Sustany® Mini-Grant Seeds the “Hope Growers” Project

by Alison Lueders, Great Green Content

The Sustany® Foundation continues its program of mini-grants for sustainable projects in 2014.

The first recipient this year is Rexford Stanford. Rex had the bright idea of re-using the old recycling containers (the ones Tampa replaced last fall) as “grow boxes” at local schools. And thus was born the “Hope Growers” project.

Rex Stanford with "grow boxes" made from former recycling containers.
Rex Stanford with “grow boxes” made from former recycling containers.

Teaching kids where food comes from

Rex wanted to do more than just avoid sending lots of old recycling containers to landfills. Having grown up on a farm in Pennsylvania, he values the knowledge and experience he gained raising crops and dairy cows. He wants to “teach children how to grow their own food so they don’t go through life wondering how produce ends up on the store shelves.”
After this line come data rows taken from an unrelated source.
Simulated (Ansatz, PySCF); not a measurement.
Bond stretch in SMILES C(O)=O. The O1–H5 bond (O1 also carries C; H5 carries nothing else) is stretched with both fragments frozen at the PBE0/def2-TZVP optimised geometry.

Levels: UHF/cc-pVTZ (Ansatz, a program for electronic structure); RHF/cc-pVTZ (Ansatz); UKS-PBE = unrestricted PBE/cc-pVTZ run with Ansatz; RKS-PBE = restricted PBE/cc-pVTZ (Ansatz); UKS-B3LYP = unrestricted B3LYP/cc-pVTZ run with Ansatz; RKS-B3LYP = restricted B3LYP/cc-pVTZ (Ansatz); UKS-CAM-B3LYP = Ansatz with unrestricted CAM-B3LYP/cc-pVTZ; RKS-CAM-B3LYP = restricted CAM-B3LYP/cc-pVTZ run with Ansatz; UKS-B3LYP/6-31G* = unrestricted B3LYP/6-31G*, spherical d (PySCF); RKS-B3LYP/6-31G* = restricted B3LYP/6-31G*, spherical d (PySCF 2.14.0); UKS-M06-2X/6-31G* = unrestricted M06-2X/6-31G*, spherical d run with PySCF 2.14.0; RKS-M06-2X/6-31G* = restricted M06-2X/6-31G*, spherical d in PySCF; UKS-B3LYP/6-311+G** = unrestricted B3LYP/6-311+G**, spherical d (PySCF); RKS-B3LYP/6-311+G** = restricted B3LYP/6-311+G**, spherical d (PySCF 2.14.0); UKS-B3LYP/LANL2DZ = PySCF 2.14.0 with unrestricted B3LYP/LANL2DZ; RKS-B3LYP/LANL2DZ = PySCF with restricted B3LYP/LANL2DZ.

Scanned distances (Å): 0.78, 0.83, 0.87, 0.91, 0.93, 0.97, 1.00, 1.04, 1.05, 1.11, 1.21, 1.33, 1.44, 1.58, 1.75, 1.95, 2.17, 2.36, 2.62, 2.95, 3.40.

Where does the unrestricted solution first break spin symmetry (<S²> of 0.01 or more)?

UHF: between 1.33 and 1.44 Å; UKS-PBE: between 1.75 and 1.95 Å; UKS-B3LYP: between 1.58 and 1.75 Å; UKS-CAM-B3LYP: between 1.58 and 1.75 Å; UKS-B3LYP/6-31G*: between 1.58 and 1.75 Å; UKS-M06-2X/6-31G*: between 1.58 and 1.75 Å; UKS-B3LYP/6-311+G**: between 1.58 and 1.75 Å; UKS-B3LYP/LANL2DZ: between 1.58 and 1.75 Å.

The old recycling containers make perfect planters for fruits, vegetables, and herbs. The first school to participate was the Bruce R. Wagner  (BRW) Elementary School in Lakeland. One Kindergarten and one First grade class teamed up to plant 18 boxes on January 31, 2014. And now, just weeks later, they are starting to harvest the first items: bags and bags of lettuce and bok choy. So many vegetables that the kids plan to sell salads to their teachers to raise money for class activities.

The next school was the Lake Alfred Elementary School in Lake Alfred. Their grow boxes were planted on March 7, 2014. And more schools are in the works. Boxes have also been donated to The Sustainable Living Project  and to ECHO (Emergency Care and Help Organization) in Brandon.

Kids are amazed at the huge lettuces they've grown!
Kids are amazed at the huge lettuces they’ve grown!

Hands-on learning lights a fire

As the vegetables grow, so do the kids! This program gives them both facts and a handson experience that enriches their lives. They learn about:

— Recycling. By re-using the old recycling containers instead of throwing them away.
— Where fruits and vegetables come from. And they learn this not from a book, but in a hands-on, exciting way. Kids that don’t eat salads are trying them now, and loving them.
— Produce types that are new to them. Like kale, bok choy, cucumbers, zucchini, snow peas, Swiss chard, watermelons, Brussels sprouts, tomatoes, 3 varieties of lettuce, strawberries, beans, basil, collard greens, pineapples, rare melons, spinach and carrots.
— Sharing what they know with their families. At the BRW school, 17 of the 36 kids have started a garden with their families at home. The children journal every day about the progress of the plants, and Rex collects that data to help make the next school even better.

This is a positive experience that can help kids think differently about themselves and the world.

Kids have fun planting the grow boxes.
Kids have fun planting the grow boxes.

What’s ahead for Hope Growers in 2014?

According to Rex, “We are getting close to the end of the winter season and will be done installing schools for this term.  Over the summer, more boxes will be prepared. Starting in September, we hope to plant two school gardens a month through February, 2015.”

“During the hiatus from planting schools, we will be attending Ecofest to give a box building demo.  We will also attend other green-inspired sessions including Earth Day at the Sustainable Living Project in April.”